Need docs, info, pointers to source, whatever.

jason andrade jason at
Mon Aug 19 09:00:00 CDT 2002

On 19 Aug 2002, Brian K. Jones wrote:

> "What is the purpose/significance of the files in /proc/sys/net/core/?"

all of the files ? the main ones people try to toggle are

-rw-r--r--    1 root     root            0 Aug 19 23:51 rmem_default
-rw-r--r--    1 root     root            0 Aug 19 23:51 rmem_max
-rw-r--r--    1 root     root            0 Aug 19 23:51 wmem_default
-rw-r--r--    1 root     root            0 Aug 19 23:51 wmem_max

from what i've had people explain to me, the read_memory and write_memory
defaults and maximum values affect the number of buffers available for
network related operations (i.e if the default is 128K, that provides X
number of buffers, if 256K, 2X and so on).

it can have a beneficial effect to temporarily increase these values
for nfs servers to increase the number of buffers available to nfsd
which can sometimes (on highly loaded servers) be memory starved.

the usual process is to modify the nfs script to bump up these
values, start nfsd and then drop the values down again.  if you
leave them high (or too high) you'll find yourself running out of
memory for your system/applications as each network process might
be allocating that memory (e.g setting rmem_max to 1M, and then firing
up 1000 apache processes might be a bad thing...)

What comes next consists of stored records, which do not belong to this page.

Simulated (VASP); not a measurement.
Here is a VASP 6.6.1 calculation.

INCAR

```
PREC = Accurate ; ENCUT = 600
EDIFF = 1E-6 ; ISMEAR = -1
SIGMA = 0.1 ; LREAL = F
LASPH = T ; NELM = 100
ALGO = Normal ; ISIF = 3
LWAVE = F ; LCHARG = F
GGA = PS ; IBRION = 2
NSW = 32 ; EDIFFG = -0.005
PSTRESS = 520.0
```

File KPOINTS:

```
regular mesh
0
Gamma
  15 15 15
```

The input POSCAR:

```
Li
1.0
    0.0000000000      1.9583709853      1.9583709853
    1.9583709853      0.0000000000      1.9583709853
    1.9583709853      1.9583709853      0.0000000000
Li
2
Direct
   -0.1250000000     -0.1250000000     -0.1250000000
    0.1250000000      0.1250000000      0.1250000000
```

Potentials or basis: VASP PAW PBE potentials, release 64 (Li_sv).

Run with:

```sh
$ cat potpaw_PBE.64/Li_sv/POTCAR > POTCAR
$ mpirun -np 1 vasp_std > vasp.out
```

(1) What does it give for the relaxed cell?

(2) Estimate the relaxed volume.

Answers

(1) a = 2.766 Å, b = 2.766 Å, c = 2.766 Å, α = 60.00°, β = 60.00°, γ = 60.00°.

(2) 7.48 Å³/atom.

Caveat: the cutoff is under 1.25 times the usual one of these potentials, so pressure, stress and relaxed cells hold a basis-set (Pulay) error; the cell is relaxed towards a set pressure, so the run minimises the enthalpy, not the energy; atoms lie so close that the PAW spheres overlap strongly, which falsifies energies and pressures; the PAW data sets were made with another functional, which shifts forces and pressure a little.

> kind) 'it increases the buffer sizes'.  Of what?  Which
> processes/services use these files to get their buffer sizes?  Why are

any process that uses networking i guess. from nfsd to apache or whatever.

> there so many files to control buffer sizes?  Buffer for what - there

because linux is infinitely configurable ? that said, i don't touch
settings usually unless someone indicates some concrete benefit or
debugging reason to do so..

> In the end, I'm trying to get better NFS/Autofs *CLIENT* performance out
> of 3 Dell 2650's with Broadcom 5701 NICs.  I've upgraded the kernel on
> one of them to 2.4.19, and the others are running RH's 2.4.18-5, which
> is the updated kernel via up2date.

can you get reasonable performance from the client/server without nfs ?
i.e testing using some other network later test - if you are getting
in the hundreds of megabits, then at least you know it's just nfs to
debug, not the network layer/cards themselves..

> At this point, I know that the Broadcom's are not the greatest cards to
> be running under Linux, so I'll be switching one of them today to an
> Intel GE card, but I feel like I should be doing better than the numbers
> I'm getting from my tests.  Running bonnie locally is about 10 times
> faster than running it using a mounted directory!  :-/
> Any (relatively current - 2.4 + ) pointers to NFS *CLIENT* performance
> tuning under Linux would be appreciated.  Please don't point me to the
> HOWTO - I can recite it by now.

uhm, please search the archives..  there is a good redhat performance tuning
site by one of the redhat guys which includes NFS related tuning.  there is

let us know how you go. i for one would love to know if linux will ever let
me (successfully) use > 1K packet sizes for nfs mounts.. it's never worked
for me..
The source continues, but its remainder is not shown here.